Perhaps, accepting the imperfections it is better to try to optimise for happiness, even if the optimisation can only be judged as to whether they're generally heading in the right direction ... perhaps if imperfect measures of happiness are improving then life improves for the many in a way that doesn't improve by measures which reflect mainly financial aspects of society.
You can make a rich person 100 times richer and overall prosperity is probably decreasing. But you can't really make someone 100x happier (especial if there already relatively happy), all that money maybe made the rich person 1.0001x happier (or even <1x). Seems like given this sort of difference in happiness and financial wealth measuring the latter has a built in aspect of relative equality. For those who care about creating societies that benefit the whole population, this is an enticing possibility.

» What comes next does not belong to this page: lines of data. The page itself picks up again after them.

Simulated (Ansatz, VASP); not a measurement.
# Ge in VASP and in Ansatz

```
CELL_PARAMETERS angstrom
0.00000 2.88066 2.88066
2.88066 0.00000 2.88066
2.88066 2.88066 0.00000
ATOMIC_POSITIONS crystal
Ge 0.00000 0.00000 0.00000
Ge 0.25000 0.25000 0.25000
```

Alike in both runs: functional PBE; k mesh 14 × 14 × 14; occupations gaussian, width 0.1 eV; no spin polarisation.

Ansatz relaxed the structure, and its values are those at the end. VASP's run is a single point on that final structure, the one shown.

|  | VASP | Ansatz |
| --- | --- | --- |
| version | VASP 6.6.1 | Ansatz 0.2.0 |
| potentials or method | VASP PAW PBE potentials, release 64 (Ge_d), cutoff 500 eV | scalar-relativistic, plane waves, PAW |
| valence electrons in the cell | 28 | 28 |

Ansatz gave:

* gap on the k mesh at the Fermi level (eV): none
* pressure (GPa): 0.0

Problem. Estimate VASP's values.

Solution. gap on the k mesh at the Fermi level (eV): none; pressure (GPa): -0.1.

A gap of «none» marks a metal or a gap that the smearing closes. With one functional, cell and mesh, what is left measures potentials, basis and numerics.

Better to optimize for happiness? Sure, I can go there.
But the title emphasizes measuring happiness, while pointing out that our measurement of productivity is flawed. But measuring happiness/well-being is going to be far more flawed.
The case for optimizing for happiness and well-being does not depend on our being able to measure it more accurately.
You can make a rich person 100 times richer and overall prosperity is probably decreasing. But you can't really make someone 100x happier (especial if there already relatively happy), all that money maybe made the rich person 1.0001x happier (or even <1x). Seems like given this sort of difference in happiness and financial wealth measuring the latter has a built in aspect of relative equality. For those who care about creating societies that benefit the whole population, this is an enticing possibility.